## Abstract

There has been a growing recognition that issues of data quality, which are routine in practice, can materially affect the assessment of learned model performance. In this paper, we develop some analytic results that are useful in sizing the biases associated with tests of discriminatory model power when these are performed using corrupt (“noisy”) data. As it is sometimes unavoidable to test models with data that are known to be corrupt, we also provide some guidance on interpreting results of such tests. In some cases, with appropriate knowledge of the corruption mechanism, the true values of the performance statistics such as the area under the ROC curve may be recovered (in expectation), even when the underlying data have been corrupted. We also provide estimators of the standard errors of such recovered performance statistics. An analysis of the estimators reveals interesting behavior including the observation that “noisy” data does not “cancel out” across models even when the same corrupt data set is used to test multiple candidate models. Because our results are analytic, they may be applied in a broad range of settings and this can be done without the need for simulation.
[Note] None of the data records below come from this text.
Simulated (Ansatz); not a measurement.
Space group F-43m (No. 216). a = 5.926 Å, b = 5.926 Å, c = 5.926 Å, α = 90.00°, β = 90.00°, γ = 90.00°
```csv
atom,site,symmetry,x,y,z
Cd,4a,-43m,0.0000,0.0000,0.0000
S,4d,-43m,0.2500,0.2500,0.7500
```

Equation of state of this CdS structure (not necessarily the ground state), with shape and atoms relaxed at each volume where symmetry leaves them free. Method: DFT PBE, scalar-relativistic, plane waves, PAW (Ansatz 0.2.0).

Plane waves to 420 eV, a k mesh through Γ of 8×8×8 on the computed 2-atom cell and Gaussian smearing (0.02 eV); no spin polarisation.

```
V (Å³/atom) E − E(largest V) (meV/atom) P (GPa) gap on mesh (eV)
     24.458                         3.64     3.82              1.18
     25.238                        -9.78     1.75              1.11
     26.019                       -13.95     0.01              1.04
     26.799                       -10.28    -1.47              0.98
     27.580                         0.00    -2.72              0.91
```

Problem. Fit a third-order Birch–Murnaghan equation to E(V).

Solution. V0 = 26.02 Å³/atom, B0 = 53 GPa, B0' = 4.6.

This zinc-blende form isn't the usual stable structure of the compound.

### Similar content being viewed by others

### Explore related subjects

Find the latest articles, discoveries, and news in related topics.## Notes

This is not universally the case. For example, Chap. 7 of Bohn and Stein (2009) deals extensively with model evaluation and data issues are also discussed in Chaps. 3, 4, 6 and 9.

Because our focus is on evaluation rather than estimation (learning) we assume that a model to be evaluated has already been estimated and that the task at hand is to evaluate this model using the available data.

This assumption represents a key area for future resarch. See the discussion in Sect. 4.3.

Note that depending on the circumstances, this may violate the CAR assumption. See Sect. 4.3.

Note that the AUC is a summary statistic. As such, there are many cases in which important information is lost in summarization. In particular, if the ROC curves for two models cross, the AUC may not provide information on the best model for a specific application. In fact, depending on the specific applciation, it may be possible to arrive at a higher AUC using the combined models than either can achieve on its own (Provost and Fawcett 2001).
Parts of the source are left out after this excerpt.